Nil Battey Sannata is a well-knit, intelligent film with witty dialogues and excellently fleshed out characters. It is not the mother-daughter relationship that strikes after the film is over. It is an important part but only a part in a very entertaining film of a different kind. A Silhouette review.
Nil Battey Sannata is focussed on Chanda’s struggle to save her daughter from becoming a maid.
We are conditioned and trained to grow up with the idea that a doctor’s son will become a doctor and a teacher’s son/daughter will seamlessly turn to teaching. So, it would be natural for a maid’s daughter to believe that all she can achieve in life is to work as a domestic help like her mother, a school drop-out who desperately wishes her daughter to keep away from the beaten path.
Nil Battey Sannata narrates one such story which is a reflection of similar stories in real life. As children, we are so brainwashed into believing that if the father/mother is an accountant, it is just a matter of time for the child to follow suit. So, when the child wants to do differently, he actually feels guilty for not following in his parent’s tracks.
Nil Battey Sannata is a sleeper hit. What is a ‘sleeper hit’? Sleeper hit is a term used for a film that plays successfully for a long period and becomes a big success, despite having relatively little promotion or lacking a successful opening. The film was released in Kolkata in end-April and was still running in the second week of June (when this review is written) in a single multiplex theatre while bigger films have, relatively speaking, hit the dust. It is not a big-banner film. It does not have big stars. There are no item numbers or graphically shot fight scenes. There is no villain. The romantic angle is missing. The film is shot on location entirely in Agra, not a ‘hot’ city for Bollywood filmmakers. It is a niche film that addresses, explores and investigates the dreams of a working woman from the margins who lives with her daughter in a slum.

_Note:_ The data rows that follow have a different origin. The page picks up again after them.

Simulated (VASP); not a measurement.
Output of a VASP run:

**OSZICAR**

Chanda (Swara Bhaskar) is a multi-purpose maid who works as housemaid in an affluent but aged couple’s home. She also works in a masala factory, a shoe factory, a collective laundry just to save money for her daughter’s higher education. But the daughter Apeksha alias Appu (Ria Shukla) hates studies in general and Maths (‘Mas’ as they pronounce it) in particular and cheerfully flunks her Maths paper all the time. Her logic is that since she will become a maid like her mother, what would be the point of her being a Matric Pass? But Chanda is adamant that her daughter should not be a maid. She makes every attempt to save for her daughter’s education and passing. When nothing seems to work, she decides to solve the ‘Mas’ problem herself and enrolls herself in the same class as her daughter.
A mother-daughter moment of Nil Battey Sannata
The entire film is focussed on Chanda’s struggle to save her daughter from becoming a maid though the biggest obstacle is the daughter herself who even steals the entire money Chanda had saved for her coaching class and does not even feel ashamed or guilty. How Chanda solves her own Mas problem with the help of a nerd-student who explains the problems though chalk drawing on the floor of a terrace while the other back-benchers join it forms the crux of the second half of the film.
Chanda starts going to school herself
Answers for Chanda are presented too smoothly and easily than they would be in real life circumstances. But they drive the point home and the driver’s son, a close friend of Appu decides that becoming a driver because his father is one is no ‘dream’ at all. Chanda passes her “Matric” along with Appu but Appu comes out with a better percentage.
The film is spiked up with subtle but sharp humour and the dialogues are pithy and smart if you follow them closely. For example, Appu tells her mother that her name should have begun with a “Z” so that it came last on the attendance rolls! The Maths teacher is shocked speechless when Chanda’s well-wishing boss (Ratna Pathak) points out at Chanda sitting beside her while suggesting a new admission to the tenth class! The headmaster (Pankaj Tripathi) who is also the Maths teacher takes sarcastic but very funny pot-shots at the last benchers only to be surprised once when Appu scores higher marks than her mother!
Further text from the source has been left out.